I was interested to read the below article in the i paper particularly as it resonates with many of the articles I have written on the subject over the years in titles like Country Smallholding, Fancy Fowl and even the Guardian back in 2012
“Free range egg sales have reached the same level as eggs from cage-kept birds for the first time as Britons’ appetite for one of nature’s ultimate pre-packaged food reaches record levels. Data released by the UK’s £910m egg industry and the Government shows that 614m free range eggs were sold in the third quarter […] “
It puts a different perspective on the “free range” dilemma when it comes to consumers and the supply industry.
I recall some years back a reader contacting me with what is quite possibly one of the most difficult poultry posers I’ve had in a while.
The reader had been looking at the food they ate and in particular eggs as they were concerned about the production method. They had only recently learnt about the standard practice of culling millions of day old male chicks as part of the rearing of laying pullets for egg production and wanted to know of any way in which they could purchase more ethically sound eggs. As the correspondent said “if the egg production method hurts my conscience the only way is to not eat eggs but I need to know first before I make that decision”
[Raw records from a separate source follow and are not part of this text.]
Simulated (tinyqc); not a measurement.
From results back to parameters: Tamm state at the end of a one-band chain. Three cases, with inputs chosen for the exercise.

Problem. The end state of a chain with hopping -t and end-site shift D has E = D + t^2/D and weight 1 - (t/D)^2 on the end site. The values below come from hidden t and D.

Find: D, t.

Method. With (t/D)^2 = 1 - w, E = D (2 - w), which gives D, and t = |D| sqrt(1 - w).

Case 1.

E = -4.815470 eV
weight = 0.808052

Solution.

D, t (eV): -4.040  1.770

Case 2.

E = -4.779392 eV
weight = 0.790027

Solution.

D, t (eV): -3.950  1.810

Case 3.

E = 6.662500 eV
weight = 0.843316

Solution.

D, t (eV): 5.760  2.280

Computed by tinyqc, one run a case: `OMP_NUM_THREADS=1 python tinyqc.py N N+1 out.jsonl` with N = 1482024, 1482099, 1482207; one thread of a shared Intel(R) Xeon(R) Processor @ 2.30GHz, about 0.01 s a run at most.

In a nutshell if you buy eggs from a commercial supplier then you are buying into the culling of the male chicks at day one. Also just so I’m balancing it out, if you buy off gate then you could potentially be also buying into the same destruction of the males at day one if that seller is using hybrids (these are sex-linked meaning the males are removed at day one).
The only answer is to source a poultry breeder who uses a dual purpose breed and therefore making use of the male birds that he/she breeds by fattening them for the table. These people are fully utilising the livestock they are producing.